What is the Pulumi Kubernetes Operator?
The Pulumi Kubernetes Operator defines a Kubernetes Custom Resource called pulumi.com/v1/Stack
, which represents a Pulumi stack. The Pulumi stack can be authored in any supported Pulumi language (TypeScript, Python, Go, .NET, Java, YAML) and can deploy and manage cloud infrastructure in any supported cloud (AWS, Azure, GCP, Kubernetes and 60+ additional cloud and SaaS providers). The Pulumi Kubernetes Operator triggers cloud deployments based on changes to the Stack
Custom Resource or the resources it uses.
As a result, the Pulumi Kubernetes Operator enables users to specify the desired state of their cloud infrastructure by using resources managed directly in their Kubernetes cluster. Modifying those Kubernetes resources will trigger creation, updates, and deletion of the underlying cloud infrastructure that they manage.

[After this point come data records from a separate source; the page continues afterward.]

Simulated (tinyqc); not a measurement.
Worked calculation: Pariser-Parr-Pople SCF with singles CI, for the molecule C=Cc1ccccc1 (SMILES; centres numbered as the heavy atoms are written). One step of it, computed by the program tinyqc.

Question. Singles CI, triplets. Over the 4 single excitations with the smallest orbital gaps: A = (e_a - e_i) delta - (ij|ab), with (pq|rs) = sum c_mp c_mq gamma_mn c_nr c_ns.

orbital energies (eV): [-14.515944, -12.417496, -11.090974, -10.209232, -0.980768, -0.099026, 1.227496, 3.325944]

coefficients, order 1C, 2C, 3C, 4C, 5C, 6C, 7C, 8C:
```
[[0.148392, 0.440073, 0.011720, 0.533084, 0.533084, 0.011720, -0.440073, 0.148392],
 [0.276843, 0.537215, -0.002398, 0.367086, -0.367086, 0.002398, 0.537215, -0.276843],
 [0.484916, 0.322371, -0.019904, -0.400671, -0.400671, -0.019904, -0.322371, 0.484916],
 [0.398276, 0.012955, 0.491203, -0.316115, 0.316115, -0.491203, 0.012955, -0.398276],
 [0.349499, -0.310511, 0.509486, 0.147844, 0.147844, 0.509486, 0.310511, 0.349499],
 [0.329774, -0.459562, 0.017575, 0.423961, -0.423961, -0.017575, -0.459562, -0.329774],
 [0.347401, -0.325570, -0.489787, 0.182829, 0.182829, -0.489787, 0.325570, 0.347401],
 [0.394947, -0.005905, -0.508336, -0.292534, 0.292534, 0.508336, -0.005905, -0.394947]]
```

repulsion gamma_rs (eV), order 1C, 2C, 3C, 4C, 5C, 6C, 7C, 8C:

For example, the Operator can use the Stack
resource below to run a Pulumi program, as defined in a GitHub repository, to deploy NGINX. Subsequent commits to the repository, or changes to the stack’s configuration, will cause the Operator to re-deploy the infrastructure.
apiVersion: pulumi.com/v1
kind: Stack
metadata:
name: nginx-k8s-stack-production
spec:
stack: acmecorp/nginx/production
projectRepo: https://github.com/acmecorp/pulumi-nginx
commit: 2b0889718d3e63feeb6079ccd5e4488d8601e353
The Pulumi Kubernetes Operator can also be used along with Pulumi’s Kubernetes Provider, which allows Pulumi programs to deploy resources to Kubernetes – either in the same cluster as the Operator, or in another cluster. This can be used to package up complex Kubernetes infrastructure into more abstracted units, to mix Kubernetes and cloud infrastructure into a single unit of deployment, to define how application workloads are deployed into a cluster, or for a wide variety of other use cases. The Pulumi Kubernetes Provider has full support for the Kubernetes API available in every Pulumi language, including support for Helm.
What’s New in Pulumi Kubernetes Operator 2.0?
The 2.0 release is based on a whole new architecture for running Pulumi programs in your Kubernetes cluster.
The Operator now allocates a dedicated pod for each Stack
to serve as the execution environment for Pulumi stack operations.
Previously, all stack operations took place within the Operator’s own pod. This new approach effectively isolates
each stack’s compute and memory resources, improves the isolation of secrets, and opens up new customization options.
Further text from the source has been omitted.